Short form communication is everywhere. Tools, software and websites continue to employ similar features that many of us are familiar with; short status updates (micro-blogs, snippet text) not to mention the increased usage of text messaging. The bottom-line is short-form communication is going anywhere, in fact it’s only becoming more prevalent in everything, everywhere. So in addition to learning how to write and consume long-form, my point is, we should teach kids how to effectively communicate in short-form (but let me clarify, I’m not advocating to teach kids abbreviations things like OMG or WTF).

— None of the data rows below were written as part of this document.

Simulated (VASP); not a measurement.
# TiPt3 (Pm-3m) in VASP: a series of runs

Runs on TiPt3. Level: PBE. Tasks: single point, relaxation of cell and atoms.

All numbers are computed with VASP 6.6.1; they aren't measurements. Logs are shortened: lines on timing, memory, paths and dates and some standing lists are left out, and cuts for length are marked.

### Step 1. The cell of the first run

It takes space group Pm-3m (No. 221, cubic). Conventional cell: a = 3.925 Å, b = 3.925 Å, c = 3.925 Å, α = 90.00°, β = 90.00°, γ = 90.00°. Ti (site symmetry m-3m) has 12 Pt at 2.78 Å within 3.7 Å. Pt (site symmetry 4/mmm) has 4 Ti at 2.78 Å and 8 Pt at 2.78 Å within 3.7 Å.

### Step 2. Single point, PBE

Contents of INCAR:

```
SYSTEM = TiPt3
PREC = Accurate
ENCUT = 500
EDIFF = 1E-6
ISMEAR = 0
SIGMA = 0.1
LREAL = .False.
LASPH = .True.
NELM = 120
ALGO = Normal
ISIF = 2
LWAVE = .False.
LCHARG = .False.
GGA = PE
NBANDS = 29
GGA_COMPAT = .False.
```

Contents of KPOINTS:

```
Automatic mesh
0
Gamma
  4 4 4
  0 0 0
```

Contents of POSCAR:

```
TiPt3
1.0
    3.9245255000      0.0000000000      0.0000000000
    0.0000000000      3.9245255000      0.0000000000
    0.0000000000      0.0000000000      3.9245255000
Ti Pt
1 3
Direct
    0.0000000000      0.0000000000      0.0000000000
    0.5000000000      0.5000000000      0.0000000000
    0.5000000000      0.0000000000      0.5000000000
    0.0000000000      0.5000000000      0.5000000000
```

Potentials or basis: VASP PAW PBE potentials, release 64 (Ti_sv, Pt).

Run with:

For example, ask anyone who has used Twitter effectively for at least a few weeks or a month. The on-going challenge of communicating succinctly in under 140 characters is a tough task. But, after repetition, many agree this exercise helps them with other forms of communication like emails and face-to-face conversation. In my opinion, consuming information online forces us to increase our quality of thought. We’ve formed daily routines (Google’ing) and adapted how we find information. I’m able to provide shorter, quicker, succinct communication (whatever it may be; phone conversations, emails, presentations, casual conversation). However — basic skills like listening CAN’T be lost at the expense of adapting to new technologies.

You should take a look at an article published in the New York Times that discusses this topic in a positive light; technology makes people view the world as engineers; every problem can be solved if you have the right tools, enough time and you pose the right questions:

“Technology Doesn’t Dumb Us Down. It Frees Our Minds.”
http://www.nytimes.com/2008/09/21/technology/21...

Also, this was just published in the Guardian this week…
Google is supposedly "making us stupid" and shattering our concentration into the bargain. It's also allegedly leading to an epidemic of plagiarism. File sharing is destroying music, online news is killing newspapers, and Amazon is killing bookshops. The network is making a mockery of legal injunctions and the web is full of lies, distortions and half-truths. Social networking fuels the growth of vindictive "flash mobs" which ambush innocent columnists such as Jan Moir. And so on. All of which might lead a detached observer to ask: if the internet is such a disaster, how come 27% of the world's population (or about 1.8 billion people) use it happily every day, while billions more are desperate to get access to it?”
http://www.guardian.co.uk/technology/2010/jun/2...

Ramsey, you do not have children. The last thing I want is my children learning to abbreviate the English language before they can even command it. As for creative essay writing, what would we do without the next generation of Shakespeare, Lennon & McCartney, Harper Lee, Ann Rand etc. Social Media has a place, but I do not want my Grade School kids abbreviating their lives to me at the dinner table or through a text. As for internet language like flaming and flambait, I would like my children to first understand what a noun is, a pronoun, an adverb, how to construct a sentence is.

I am not knocking the idea, I just want children to be really smart before we dumb them down!

As a test, can you successfully tweet this to me, or convey the sentiment of this World War One Poem in a text?

The Soldier by Rupert Brooke

If I should die, think only this of me:
That there's some corner of a foreign field
That is for ever England. There shall be
In that rich earth a richer dust concealed;
A dust whom England bore, shaped, made aware,
Gave, once, her flowers to love, her ways to roam,
A body of England's, breathing English air,
Washed by the rivers, blest by suns of home.

And think, this heart, all evil shed away,
A pulse in the eternal mind, no less
Gives somewhere back the thoughts by England given;
Her sights and sounds; dreams happy as her day;
And laughter, learnt of friends; and gentleness,
In hearts at peace, under an English heaven.

I completely agree! Working mostly with higher education institutions I have been trying to convince faculty here that we need to teach students how to use those same online/social tool to communicate.

We spend so much time and effort in trying to perfect that 5-page term paper to convey an argument but we never think to teach students about using an online medium to share the same idea.

I think education is headed in the same direction newspapers were in the late 90s and 00s. They kept "online" reporters and editors separate from the traditional newsroom. Bloggers, online video producers and the lot were not on the same playing field.

Finally some news orgs are stepping up and realizing the potential of teaching their own reporters how to use a FlipCam or Twitter to report news...

I agree that students of all ages should be taught online privacy and communication techniques. In addition to privacy, students should also be taught about online safety.

Some schools, whether in elementary school or a university, students are being taught communication techniques but I have not yet heard of students being taught online privacy and intellectual property outside of journalism schools.